[Pitch] String Input-validating Initializers

Michael_Ilseman · July 19, 2023, 1:39pm

I wouldn't assign a very high value to using Sequence over Collection for these inits. Much of Sequence outside of Collection is a historical accident that we didn't have time to fix up before ABI stability. It's also asymmetric with the other initializers we have on String. It's nice when you get if for free, though.

Another side-benefit of constraining over Collection is that I believe all of this can be always-emit-into-client (swift/stdlib/public/core/StringCreate.swift at 9e73dad31110312356469364ba314603d8cff4b7 · swiftlang/swift · GitHub).

Agreed.

There's a balance here where on the one hand we want to allow for smaller pitches to the stdlib and on the other we want to make sure the total API is fleshed out.

String(utf8: myBytes) is long-overdue as creating a String from UTF-8 needs better discoverability. If we're adding input-validating convenience overloads, they will show up in code completion and it's possible that common usage would be to use them with a force-unwrap at the end, when I think it would be better for common usage to do input-correction.

This also very quickly opens the door to discussing input-normalizing API.
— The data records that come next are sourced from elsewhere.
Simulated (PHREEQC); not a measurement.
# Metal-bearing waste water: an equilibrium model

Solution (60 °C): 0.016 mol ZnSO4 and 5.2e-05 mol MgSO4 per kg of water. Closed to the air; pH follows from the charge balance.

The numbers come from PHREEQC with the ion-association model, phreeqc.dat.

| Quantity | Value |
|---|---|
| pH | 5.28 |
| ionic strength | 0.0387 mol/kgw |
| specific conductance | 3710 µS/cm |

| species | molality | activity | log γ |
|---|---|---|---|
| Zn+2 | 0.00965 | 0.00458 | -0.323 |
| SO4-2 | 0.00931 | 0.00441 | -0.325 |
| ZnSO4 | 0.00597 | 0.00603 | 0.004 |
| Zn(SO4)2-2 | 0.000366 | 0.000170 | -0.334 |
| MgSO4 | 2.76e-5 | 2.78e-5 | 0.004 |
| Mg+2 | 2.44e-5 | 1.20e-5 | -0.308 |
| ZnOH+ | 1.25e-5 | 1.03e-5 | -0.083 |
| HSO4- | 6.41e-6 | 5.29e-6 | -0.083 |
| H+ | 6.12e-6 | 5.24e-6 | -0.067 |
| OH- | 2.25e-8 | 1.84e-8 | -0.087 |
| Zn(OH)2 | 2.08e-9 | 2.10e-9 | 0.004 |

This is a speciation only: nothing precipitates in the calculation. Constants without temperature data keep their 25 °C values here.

decoding:as: preserves exact scalar values and does input-correction
validating:as: preserves exact scalar values and does failable input-validation
normalizing:as: normalizes/canonicalizes scalar values, speeding up comparisons and searches, and does input-correction

And a question for String(utf8: myBytes) is whether it has the semantics of 1 or 3.

This is pitching initializers that, in the process of creating a String, fail if the input is invalidly encoded.

A separate and greatly needed batch of functionality is better Unicode processing, validating, and correcting APIs over code units (particularly when contiguous in memory). Briefly (using straw-person names and [Roadmap] Language support for BufferView):

struct BufferView: ~Escapable based functionality and ABI
protocol BufferViewable based inlinable (or always-emit-into-client) API
Chunking API over [Async]Sequence<CodeUnit> (i.e. create a moving window of in-memory code units and handle truncation)

Validation can throw specific errors in terms of e.g. the nth code unit in the input.

I believe this would also be more appropriate for this kind of use than trying to create a String, especially if the input is incomplete or very large.

Relatedly, there's also the decodeCString static functions which give you more precise info:

@inlinable public static func decodeCString<Encoding: _UnicodeEncoding>(
  _ cString: UnsafePointer<Encoding.CodeUnit>?,
  as encoding: Encoding.Type, 
  repairingInvalidCodeUnits isRepairing: Bool = true
) -> (result: String, repairsMade: Bool)? 

@inlinable public static func decodeCString<Encoding: _UnicodeEncoding>(
  _ cString: [Encoding.CodeUnit],
  as encoding: Encoding.Type,
  repairingInvalidCodeUnits isRepairing: Bool = true
) -> (result: String, repairsMade: Bool)? where Encoding : _UnicodeEncoding

It's possible we could in the future have something like a static func decodeBytes(_: some BufferViewable) throws -> String which gives you much more error information as well as creating the String.